Amundsen-Scott South Pole Station -- About a year ago, University of Wisconsin graduate student Katherine Rawlins was working 12-hour shifts at the South Pole.
Outside.

Jet heaters kept the 30-below chill at bay while she double-checked the electronics of basketball-sized spheres that would soon be lowered into holes 2 kilometers deep.

She was part of the team building AMANDA, the $10 million neutrino detector made by an international consortium led by the University of Wisconsin-Madison.

This year, AMANDA is complete, Rawlins gets to work inside, and an increasing number of researchers and scientists from all over the world have joined her.

Their goal? UW-Madison physicist Robert Morse, the principal investigator for the project, puts it simply: "We're trying to understand the evolution of the universe."

The crystal-clear ice below the South Pole is an ideal place to place AMANDA, which looks for traces of violence on an unimaginable scale from the far reaches of the universe.

"Neutrinos," says UW-Madison physicist Francis Halzen, "are produced only by very violent processes."

Inside AMANDA


If you could see through the ice, AMANDA would be a cylinder, 200 meters wide and nearly 2 1/2 kilometers deep, made of hundreds of light-sensitive spheres. AMANDA is based on a theory by Halzen, who believed the idea would work even before the first schematics were drawn.

When galaxies collide, it's thought that the black holes in their centers are merging, according to Halzen. A black hole is matter so dense, that nothing, not even light, can escape its gravitational pull. A cubic centimeter might weigh as much as the Earth.

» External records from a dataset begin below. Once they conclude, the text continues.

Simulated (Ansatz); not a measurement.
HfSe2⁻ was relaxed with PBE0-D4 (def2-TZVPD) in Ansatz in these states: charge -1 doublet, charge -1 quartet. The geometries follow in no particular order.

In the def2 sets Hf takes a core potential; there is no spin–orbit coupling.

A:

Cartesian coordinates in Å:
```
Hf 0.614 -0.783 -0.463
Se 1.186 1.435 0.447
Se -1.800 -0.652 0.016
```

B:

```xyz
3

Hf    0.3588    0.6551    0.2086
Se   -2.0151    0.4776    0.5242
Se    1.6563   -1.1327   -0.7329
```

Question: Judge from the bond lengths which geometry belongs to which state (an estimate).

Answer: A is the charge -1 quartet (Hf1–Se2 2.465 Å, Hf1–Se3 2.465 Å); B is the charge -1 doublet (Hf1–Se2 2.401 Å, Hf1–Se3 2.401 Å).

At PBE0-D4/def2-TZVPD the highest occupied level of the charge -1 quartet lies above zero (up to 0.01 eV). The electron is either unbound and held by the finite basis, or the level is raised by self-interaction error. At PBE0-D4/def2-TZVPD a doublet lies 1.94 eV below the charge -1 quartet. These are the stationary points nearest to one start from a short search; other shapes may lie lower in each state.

So, envision two of these heavy objects colliding, and you get an idea of the amount of energy that could be released. Neutrinos are thought to be products of such a collision.

AMANDA also has the potential to discover mysterious dark matter particles, which are thought to make up most of the matter in the universe. It can search for the birth of supernova explosions and the birth of super-massive black holes in the center of distant galaxies, according to Morse's proposal to the National Science Foundation, which pays for this unique research project.

Neutrinos are nearly massless atomic particles that carry a lot of energy in small packages.

But there's a problem detecting them. They have no charge. They don't react with anything and are nearly impossible to track. But they head out in a straight line from whatever violent reaction produced them. Billions of them pass through the Earth every day. But every once in a while, a neutrino will hit a molecule's nucleus. If that molecule is in ice or water, the collision will create a dim blue wake of light called a muon.

This is what AMANDA sees, and the hope is that with a proposed detector 10 times larger, called ICE CUBE, scientists will be able to pinpoint a distant neutrino source, which will help solve some conundrums that face today's astrophysicists.

"We don't really know what we are going to see," Halzen admits. He draws an analogy with photography.

"Suppose you have a camera, and it is capable only of black-and-white pictures. If black-and-white images were all you knew, trying to make a camera that would take color pictures would be hard.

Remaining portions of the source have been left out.